The Other McCain

"One should either write ruthlessly what one believes to be the truth, or else shut up." — Arthur Koestler

It Can’t Happen Here

Posted on | March 6, 2023 | 1 Comment

In a post about the new Netflix series Web of Make Believe: Death, Lies, and the Internet, Jeff Goldstein points out the essential difference between neo-Nazism and American conservatism, namely that conservatism has always emphasized individual liberty. Indeed, it might be said that the charter of conservatism can be found in the Constitution, where the Founders declare their intent to “secure the Blessings of Liberty to ourselves and our Posterity.” This is part of the reason why the conflation of conservatism with Nazism has always been false, the other reason — and this is not a trivial distinction — being that America is not Germany in the aftermath of World War I.
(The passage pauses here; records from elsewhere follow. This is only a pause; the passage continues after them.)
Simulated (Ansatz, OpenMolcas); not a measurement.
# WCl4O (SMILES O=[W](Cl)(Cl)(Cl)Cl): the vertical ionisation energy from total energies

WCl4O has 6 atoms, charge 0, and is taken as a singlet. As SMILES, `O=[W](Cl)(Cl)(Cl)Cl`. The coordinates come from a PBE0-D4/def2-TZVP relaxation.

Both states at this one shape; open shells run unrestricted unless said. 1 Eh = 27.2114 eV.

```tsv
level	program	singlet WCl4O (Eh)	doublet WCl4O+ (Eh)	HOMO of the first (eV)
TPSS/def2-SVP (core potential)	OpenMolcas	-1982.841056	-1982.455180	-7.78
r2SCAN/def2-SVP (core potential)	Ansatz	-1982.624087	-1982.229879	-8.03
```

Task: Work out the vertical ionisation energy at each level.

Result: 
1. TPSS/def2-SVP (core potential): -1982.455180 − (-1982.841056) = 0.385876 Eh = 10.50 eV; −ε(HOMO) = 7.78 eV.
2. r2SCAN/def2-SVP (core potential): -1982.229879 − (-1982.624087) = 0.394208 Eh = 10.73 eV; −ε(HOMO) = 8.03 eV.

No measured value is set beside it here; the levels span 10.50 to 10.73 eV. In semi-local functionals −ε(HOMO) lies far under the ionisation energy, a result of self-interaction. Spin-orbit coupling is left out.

Anyone who has seriously studied the rise of the Third Reich has to understand this. The conditions that existed in Germany in the 1920s and ’30s were sui generis, a particular set of historical circumstances that never existed anywhere else at any other time. This is why neo-Nazism is always doomed to failure. The Hitler wannabees are wrong to believe they can replicate in America (or anywhere else) the astonishing events by which Hitler went from being a fringe figure to being the all-powerful leader of what was, in 1939, the world’s greatest military power.

Neo-Nazis are fools and, however dangerous their folly may be — no matter how many acts of criminal terrorism they may commit — there is no real possibility that they will organize a “Fourth Reich.”

Once you realize this, you recognize that left-wing rhetoric warning about the danger posed by the “far right” is as deluded as the hateful nonsense spewed by Jew-hating kooks. The lucrative hustle of the SPLC, sniffing out allegedly dangerous “extremism” everywhere, depends on the fallacy that such extremists are (or could be) the harbingers of a future genocidal dictatorship in America: “It could happen here!”

Well, actually, no it can’t if, by “it,” you mean Nazi Germany.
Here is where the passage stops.